Summary

In this section, Joe continues in his narration and describes Dorcas with her long hair and bad skin. She asked him to give her the beauty products that would help her blemishes but he was glad that they never worked because the marks on her face were like a kind of trail for him to follow similar to the trail that he followed in Virginia to track down Wild, his mother. Joe had also followed Dorcas' trail for the five days that led up to party where he shot Dorcas across a crowded room of dancers. He looked for her that Tuesday at her hairdresser's and was told that she wouldn't be in. He began to wonder about a story she had told him to get out of meeting Joe the previous Saturday. When Malvonne saw Joe that week, her eyes were laughing and he knew that something was up. When he finally tracked Dorcas down that week he took her to Malvonne's place one last time and she said hurtful things to him. Joe thought about the young men hanging out on the street and realized that they never had to track down women, the women came to them.

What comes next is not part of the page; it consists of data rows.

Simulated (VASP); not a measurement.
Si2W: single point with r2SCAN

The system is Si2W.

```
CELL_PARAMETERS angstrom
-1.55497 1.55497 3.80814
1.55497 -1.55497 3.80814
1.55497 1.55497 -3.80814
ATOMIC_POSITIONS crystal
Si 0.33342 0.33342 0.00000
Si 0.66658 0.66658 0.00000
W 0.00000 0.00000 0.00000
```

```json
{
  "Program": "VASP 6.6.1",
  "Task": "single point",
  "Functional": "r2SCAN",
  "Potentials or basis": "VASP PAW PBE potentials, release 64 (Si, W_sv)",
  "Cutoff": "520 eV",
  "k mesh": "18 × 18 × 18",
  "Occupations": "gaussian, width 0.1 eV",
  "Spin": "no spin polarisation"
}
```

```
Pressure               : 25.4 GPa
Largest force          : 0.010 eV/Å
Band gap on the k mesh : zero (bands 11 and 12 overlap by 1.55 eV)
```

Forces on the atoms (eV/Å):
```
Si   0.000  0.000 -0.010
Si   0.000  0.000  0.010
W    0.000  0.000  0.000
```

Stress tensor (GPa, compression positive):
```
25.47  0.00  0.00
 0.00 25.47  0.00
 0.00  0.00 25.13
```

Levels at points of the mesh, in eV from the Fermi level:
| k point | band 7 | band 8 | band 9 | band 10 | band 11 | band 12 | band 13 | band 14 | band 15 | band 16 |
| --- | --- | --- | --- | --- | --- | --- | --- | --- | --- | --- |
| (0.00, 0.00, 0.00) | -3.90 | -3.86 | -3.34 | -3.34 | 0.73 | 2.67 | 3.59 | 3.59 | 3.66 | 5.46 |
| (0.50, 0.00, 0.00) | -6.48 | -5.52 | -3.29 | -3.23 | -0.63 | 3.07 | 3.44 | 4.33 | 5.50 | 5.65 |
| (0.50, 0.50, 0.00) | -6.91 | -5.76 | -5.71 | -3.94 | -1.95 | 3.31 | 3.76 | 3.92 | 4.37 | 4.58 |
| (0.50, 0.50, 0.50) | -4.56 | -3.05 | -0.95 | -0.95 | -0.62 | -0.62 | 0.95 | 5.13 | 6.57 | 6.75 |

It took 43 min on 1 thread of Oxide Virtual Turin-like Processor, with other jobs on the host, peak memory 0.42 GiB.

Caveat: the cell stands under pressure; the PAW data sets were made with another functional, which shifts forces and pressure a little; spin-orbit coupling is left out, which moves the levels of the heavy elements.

The day that he went to Malvonne's and she laughed with her eyes, Joe ran all the way to Inwood where he and Dorcas first met. Running through the snow he remembered their first meeting, thinking about the shoes that she wore and the hoof-print like marks on her cheeks. Joe had told her that she was worth Adam's expulsion from Eden and that he would suffer it all again to be with her. He had brought her so many presents and always worried if she would be pleased. When they first slept together in Malvonne's nephew's bedroom, it was Dorcas's first time and in a way it was Joe's first time too. He felt that he had chosen her and that he had risen rather than fallen in love.

Analysis

The "hoofmarks" that Joe describes on Dorcas's cheeks are the "tracks" that he loves and reflect the trail that he will use to hunt her down and find her. Joe maintains that he doesn't look for the trail but that the trail came and found him, suggesting once again that the environment, specifically the City, has a power to influence the behaviors of its inhabitants, turning them into predators or criminals. Urban life constantly threatens to corrupt the characters in Morrison's book with its violence, money, prohibition, nightclubs and adultery. The Black people in Harlem walk around "free," but in building their own community they have internalized some of the values of the oppressive white culture. Men and women flaunt their money and clothes; they walk the streets to impress others and to attract the gaze of their neighbors. Dorcas, for instance, needs to be constantly admired and observed in order to make her identity felt. However, the voyeuristic gaze of a third party keeps her from finding herself on her own terms.

Other characters such as the so-called "blind twins" that Joe finds at the beauty shop use the city to hide or refigure their true origins. The handicapped musician brothers, according to Joe, are neither blind nor brothers but they are willing to deny their authentic selves in order to make some money. Similarly, Golden Gray did not know until he was eighteen that he was half Black, and as such he was living with a false identity. As Joe scours the city for Dorcas, he starts to address questions to her directly, speaking to a ghost and memory that can never respond.

After speaking with the ladies at the beauty parlor Joe asks Dorcas, "What did you have the touch-up for?" Now that he has murdered her, Joe can converse with Dorcas in his imagination and she will never respond hurtfully to him; he controls his memory of her more effectively than he controlled the living person who threatened to desert him. The music that Joe heard in the beauty parlor calmed him and mitigated the evil in his thoughts, so he decided to return home rather than continue his search. In working its spell, the music obscured the trail to Dorcas by working its way into his thoughts.

However, Joe begins to panic again when his masculinity and pride come into question and he doubts Dorcas's faithfulness. His anger stems primarily from his feelings toward the young, good-looking "roosters" that hang out on the street corners. Joe must humble himself to the white guests at the Windemere Hotel where he is a waiter, so back in Harlem he feels entitled to reclaim his self- respect and identity. He wants to be a man like Henry LesTroy, a man whose sexual potency attracts women so that he does not have to hunt them down. Whereas Henry attracted the admiration of a white woman, Joe's lover is Black but of lighter skin and probably of a mixed-race background.

The gifts that Joe brings for Dorcas are similar to the assorted belongings that he once found in Wild's hidden burrow. And Joe's meetings with the young girl are forbidden just as were Wild's escapades with Golden Gray, who disappeared with the crazy lady into the woods. Joe boasts that he would have strutted out of Eden, bitten the apple, just for the forbidden pleasure of having Dorcas as his lover. A man who has been beaten within inches of death by whites and has suffered the hardships of racial prejudice, Joe clings to his love as a way of asserting his own authority and making a choice, while his skin color determines almost everything else.